Bringing Pakistan’s ailing economy back on track is a gigantic task that will keep its civilian and military leadership on their toes.

The thrust of the efforts being made remains largely on economic diplomacy. Prime Minister Shahbaz Sharif’s government is struggling to convince foreign public and private investors to invest in Pakistan’s beleaguered but resilient economy, which is expected to grow by as much as three per cent even under the current challenging circumstances.

The establishment of the army-backed Special Investment Facilitation Council (SIFC) maintains that the government means business this time and is very seriously pursuing its one-point agenda of attracting foreign investment — be it through selling its stake in the multi-billion dollars gold mining projects like Reko Diq in the restive Balochistan province or a routine foreign direct investment.

The government has also sought bids from international investors to sell Pakistan International Airlines (PIA).
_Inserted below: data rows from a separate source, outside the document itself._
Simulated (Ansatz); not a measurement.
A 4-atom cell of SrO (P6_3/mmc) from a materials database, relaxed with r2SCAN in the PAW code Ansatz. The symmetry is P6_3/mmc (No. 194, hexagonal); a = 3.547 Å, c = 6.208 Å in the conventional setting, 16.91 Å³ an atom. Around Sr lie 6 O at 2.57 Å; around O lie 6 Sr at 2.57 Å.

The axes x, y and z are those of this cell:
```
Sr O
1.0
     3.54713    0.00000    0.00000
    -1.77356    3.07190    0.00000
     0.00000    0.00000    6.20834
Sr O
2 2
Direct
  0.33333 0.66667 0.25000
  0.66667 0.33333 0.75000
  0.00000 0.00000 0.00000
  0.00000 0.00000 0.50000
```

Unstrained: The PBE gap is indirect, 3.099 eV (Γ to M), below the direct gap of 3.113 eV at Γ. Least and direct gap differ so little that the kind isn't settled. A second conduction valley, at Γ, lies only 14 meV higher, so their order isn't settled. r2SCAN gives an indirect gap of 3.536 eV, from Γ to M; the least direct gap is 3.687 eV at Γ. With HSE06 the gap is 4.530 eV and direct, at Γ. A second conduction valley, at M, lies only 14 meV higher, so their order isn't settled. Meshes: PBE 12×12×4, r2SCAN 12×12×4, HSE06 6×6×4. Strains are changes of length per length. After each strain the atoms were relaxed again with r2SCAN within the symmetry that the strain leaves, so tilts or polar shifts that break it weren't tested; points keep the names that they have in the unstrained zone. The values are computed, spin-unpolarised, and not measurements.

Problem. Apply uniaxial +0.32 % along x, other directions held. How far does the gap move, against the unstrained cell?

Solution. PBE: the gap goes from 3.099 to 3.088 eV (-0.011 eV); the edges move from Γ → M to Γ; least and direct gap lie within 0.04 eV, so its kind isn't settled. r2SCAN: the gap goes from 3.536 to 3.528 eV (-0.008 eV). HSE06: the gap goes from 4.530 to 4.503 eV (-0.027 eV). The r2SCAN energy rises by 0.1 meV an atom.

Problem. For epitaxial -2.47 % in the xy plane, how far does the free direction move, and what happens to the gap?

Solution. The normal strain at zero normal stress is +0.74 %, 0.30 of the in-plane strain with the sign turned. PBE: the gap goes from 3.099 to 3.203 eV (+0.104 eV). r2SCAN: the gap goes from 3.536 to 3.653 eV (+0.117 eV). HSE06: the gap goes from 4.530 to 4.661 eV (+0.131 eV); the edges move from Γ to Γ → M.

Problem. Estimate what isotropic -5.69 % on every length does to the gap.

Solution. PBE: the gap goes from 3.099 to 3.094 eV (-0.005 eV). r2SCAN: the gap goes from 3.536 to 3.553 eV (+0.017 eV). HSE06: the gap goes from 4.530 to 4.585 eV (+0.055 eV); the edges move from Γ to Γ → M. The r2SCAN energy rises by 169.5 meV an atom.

Pakistan needs to improve security by implementing intellectual property laws that protect foreign companies and attract international investors

Debt servicing has become the biggest drain on hard-earned revenues in Pakistan, a country where people tend to spend billions of rupees in charity every year but shy away from paying taxes.

It sounds like the persisting reliance of the nuclear-armed yet dollar-hungry Pakistan on foreign loans to keep its balance of payment in check is now heavily weighing on its sovereignty.

It has, therefore, become imperative for the world’s fifth most populous nation to try to stand on its own feet and earn more dollars than it spends.

For this to occur, the prime minister and his team will have to examine the country’s investment climate more thoroughly and remove the longstanding bottlenecks that keep foreign investors at bay.

If we look back at the past two decades, the flow of foreign investment into Pakistan has been far from encouraging. Foreign investors, both direct and portfolio, poured more than $8bn into Pakistan’s economy in the financial year 2006-07, which was depleted to a dismal $601 million last year in 2022-23. The worst was the year 2018-19 when the country saw a net outflow of $55m.

The government is trying to improve the security situation and create a one-window SIFC forum to facilitate investors, but it still lacks focus on the underlying but equally important issues, like the continued violation of foreign companies’ intellectual property rights (IPRs) in Pakistan.

Foreign investors, had thrown over $8bn into Pakistan’s economy in the FY07, which reduced to $601m last year in 2022-23

Such infringements inflicted a huge revenge loss of up to Rs 800bn upon the government last year alone, said the Overseas Investors Chamber of Commerce and Industry (OICCI) in its IPR Survey 2023. At the same time, the OICCI members lost 20 per cent of their turnover to these IPR violations.

The effective implementation of intellectual property rights in Pakistan is one of the biggest concerns of foreign investors who are under the banner of OICCI. Just last week, on April 29, OICCI launched its IPR manual, ‘Evolution of Intellectual Property Rights (IPR) in Pakistan: OICCI Perspective (Edition 2)’.

Intellectual property, it reads, is an all-inclusive term for intangible property, which is a product of human intellect.

To put it simply, intellectual property can be referred to as the creation of the mind or human ideas. An owner or creator of such a creation is afforded intellectual property rights by their creations.

It is not that Pakistan does not have any laws or organisational structure to take on the violators. Pakistan has legislated independent laws for patents, trademarks, industrial designs, copyrights, geographical indications, and plant breeders’ rights.

Also, Pakistan has signed various international agreements that aim to devise policies relating to intellectual property that can be enforced by each member country and ensure consistency and unanimity of the basic principles in corporations worldwide.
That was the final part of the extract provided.